Introduction: Fake-out Stolen Stereo
For about a year and a half I lived in a sketchy section Oakland. My car was broken into on a weekly basis. I didn't really care much about it wen I had a car I didn't really care much about, but when I traded up I actually cared. In the first week I had it, it was broken into and the radio was stolen. I vowed my radio would never be stolen again. Here's how I fool the theives.
Step 1: The Set Up
For about a year and a half I lived in a sketchy section Oakland. My car was broken into on a weekly basis. I didn't really care much about it when I had a car I didn't really care much about, but when I traded up for an '83 Mercedes ready for a BioDiesel Conversion (You may be saying to yourself "That was trading UP?!") I actually cared, not because it was an awesome car, but because it was new-to-me and my pet project.

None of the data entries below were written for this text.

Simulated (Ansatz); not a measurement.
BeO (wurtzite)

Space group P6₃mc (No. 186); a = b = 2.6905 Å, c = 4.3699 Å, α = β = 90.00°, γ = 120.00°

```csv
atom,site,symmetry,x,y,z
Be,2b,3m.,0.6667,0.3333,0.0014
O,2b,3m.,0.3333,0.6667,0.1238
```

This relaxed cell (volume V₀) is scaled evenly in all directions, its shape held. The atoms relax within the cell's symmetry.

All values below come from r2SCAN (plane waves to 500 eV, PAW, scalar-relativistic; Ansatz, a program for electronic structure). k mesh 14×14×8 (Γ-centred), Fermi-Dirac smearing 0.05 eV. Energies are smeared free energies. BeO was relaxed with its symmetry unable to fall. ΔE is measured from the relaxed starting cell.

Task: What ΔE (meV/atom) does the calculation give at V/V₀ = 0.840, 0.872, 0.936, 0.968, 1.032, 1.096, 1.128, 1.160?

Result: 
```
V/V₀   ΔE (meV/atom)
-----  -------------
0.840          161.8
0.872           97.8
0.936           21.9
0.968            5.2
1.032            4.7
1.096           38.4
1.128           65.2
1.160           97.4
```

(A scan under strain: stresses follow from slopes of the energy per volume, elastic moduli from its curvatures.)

In the first week I had it, it was broken into and the radio was stolen. This was a factory installed radio from 1983, complete with tape deck. Apparently the theives knew more about resale value than me, because when I processed it with the insurance company they told me that the original radio was actually worth more than the car (approx. $1300) and I had to negotiate with them not to total the car out.
In the end they gave me enough money to make repairs, replace the golden radio with something fancy and new, and have some left over.
The new radio had an iPod attachment that I wired through the glovebox, but more importantly it had a removable faceplate (tre modern!). The catch with the removable faceplate, is that even when you take the faceplate off and have the car off, there is a blinking red light on the empty dock, alerting theives to the fact that there is a nice radio in there, and possibly a faceplate tossed around somewhere too.
But I wasn't going to let my fancy new radio get stolen again - my insurance company was already getting suspicious from my once-a-week calls. I had a plan.
Step 2: Fit the Frame Around the Fake Radio
I found an old faceplate holder from (surprise!) my housemates stolen car radio. I cut one half of the box off (lengthwise) and dremmeled out a believably radio-sized hole in the center.
Step 3: Make It Look Jacked Up
I wrapped some electrical tape around the back, just to have some kind of rear surface and taped in some jagged wires - conveneintly left from the stolen radio. Then I stuck one side of sticky velcro to the back of the tape, and the other side to the empty radio face (the fuzzy side didn't impare the face-plate-attaching as much).
Its not perfect, but it does cover up the blinky light and looks pretty jacked up, especially if its dark out. So now when I'm parking the car overnight, I take the real faceplate off and put the janky faceplate on. I've only had one break in since (2 years!) and they didn't even notice the radio.